In April, over 170 young consultants from large, medium, and small firms joined an online workshop to learn best practice on selling consulting. It was a great opportunity to learn some extra skills and tips from one of our very own members, David Freedman, Director of Sales at Huthwaite International. Here’s what David had to say at the workshop:
Consultants in the early stage of their careers have an important role in sales, even if their own firms mightn’t yet assign any targets to them. Every client engagement involves an opportunity to build personal business, and every exposure to client problems presents an opportunity to discuss those challenges more deeply and to see whether there would be an opening for sales development. Surprisingly few young consultants in the live poll during the event (52%) currently see themselves as having any kind of selling role and perhaps the session will have changed their thinking in that respect.
Such attitudes are not unusual in professional services firms, where traditionally management consultants along with lawyers and accountants, would rather not even use the word “selling”. Many believe they naturally possess the skill simply by being intelligent businesspeople. In fact, it’s a set of specific capabilities and behaviours that people can only acquire through learning and focused practice.
We carried out a short simulation in which Emily Ireland-Jones, Managing Consultant at IBM and Chair of the Young MCA gamely played the role of a consultant having an early cycle conversation with an old-fashioned nationwide printing company that had failed to move with the digital times or to keep up with the changed market and economic circumstances. The roleplay served to emphasise the importance of understanding the psychological phases that any buyer goes through when making a potential investment decision (for consultancy services or anything else) and how the seller needs to understand where the multiple decision-makers within the prospect stand at any one time, in order for the selling firm to deploy the right behaviours to build value for their solution. Huthwaite calls this the ‘Buying CycleTM’ and we discussed both the best times in the Cycle to engage with the prospect, and what influences are bearing on the prospective client’s thinking that might incline them to prioritise the services it could buy from your firm over other budget calls it may need to meet instead.
This is all about knowing when to ask questions about a client’s current situation and to resist offering prescriptive solutions until the understanding of the need is so precise – and the client’s feeling of urgency to do something about the problem is so strong – that it would make no logical sense for them to ignore the obvious value in making a purchasing decision. This involves a subtle journey not only to uncover problems but to use very specific kinds of questions based on decades of Huthwaite research to further probe impacts that problems are having in areas such as finance, production, human resources, strategic planning, investor confidence, marketing credibility, etc. Such a line of questioning will create opportunities for consultants to offer help, not in terms of Features or Advantages (which we defined in the session) but in terms of Benefits which clearly link the detailed needs, fears and ambitions of the client to specific solutions that the consultant can offer – in ways that are laden with value and which clearly differentiate you from competitor offerings.

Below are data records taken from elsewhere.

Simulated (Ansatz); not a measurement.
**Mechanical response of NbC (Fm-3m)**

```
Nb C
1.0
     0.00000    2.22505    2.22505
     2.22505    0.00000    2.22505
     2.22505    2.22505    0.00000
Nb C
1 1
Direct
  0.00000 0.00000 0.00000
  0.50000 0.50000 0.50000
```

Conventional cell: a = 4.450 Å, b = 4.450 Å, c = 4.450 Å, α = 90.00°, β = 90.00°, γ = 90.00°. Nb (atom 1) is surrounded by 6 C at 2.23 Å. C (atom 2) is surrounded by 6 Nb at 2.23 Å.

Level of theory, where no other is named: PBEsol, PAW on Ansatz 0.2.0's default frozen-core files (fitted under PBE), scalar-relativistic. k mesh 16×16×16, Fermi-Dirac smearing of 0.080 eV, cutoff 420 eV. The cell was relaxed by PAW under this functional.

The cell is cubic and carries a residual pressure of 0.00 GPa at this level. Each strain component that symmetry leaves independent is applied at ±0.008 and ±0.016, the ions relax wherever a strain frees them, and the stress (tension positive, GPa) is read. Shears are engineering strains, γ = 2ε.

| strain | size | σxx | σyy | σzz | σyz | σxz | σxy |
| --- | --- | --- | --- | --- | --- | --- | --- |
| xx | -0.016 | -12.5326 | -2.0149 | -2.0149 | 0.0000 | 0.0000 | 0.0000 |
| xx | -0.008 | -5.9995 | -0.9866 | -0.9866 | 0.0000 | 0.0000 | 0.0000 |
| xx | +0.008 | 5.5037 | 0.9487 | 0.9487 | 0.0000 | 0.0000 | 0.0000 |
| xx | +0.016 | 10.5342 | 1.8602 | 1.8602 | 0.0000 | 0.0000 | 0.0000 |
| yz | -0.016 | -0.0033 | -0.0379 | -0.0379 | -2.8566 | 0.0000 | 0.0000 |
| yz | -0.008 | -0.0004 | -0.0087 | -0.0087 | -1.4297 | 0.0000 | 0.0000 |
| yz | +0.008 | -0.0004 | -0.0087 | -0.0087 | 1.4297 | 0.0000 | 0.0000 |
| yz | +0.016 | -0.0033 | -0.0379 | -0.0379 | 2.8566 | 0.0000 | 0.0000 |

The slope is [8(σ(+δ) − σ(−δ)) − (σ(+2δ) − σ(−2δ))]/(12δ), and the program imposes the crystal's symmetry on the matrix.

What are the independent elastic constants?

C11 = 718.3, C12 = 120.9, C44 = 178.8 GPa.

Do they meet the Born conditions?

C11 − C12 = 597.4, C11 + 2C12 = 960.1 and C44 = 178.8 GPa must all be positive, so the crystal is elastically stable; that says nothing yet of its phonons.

Alessio Orlando, an Analyst at BearingPoint, said his key takeaway from the session was, “Anyone can sell. You don’t need to wait until you become a senior manager to engage in a selling mindset and consultants need to help their buyer see how the value of change outweighs the cost or other concerns. You should give buyers more airtime to understand their needs. This will give you a runway to build up a relationship and guide their decision-making over time. Happy selling!”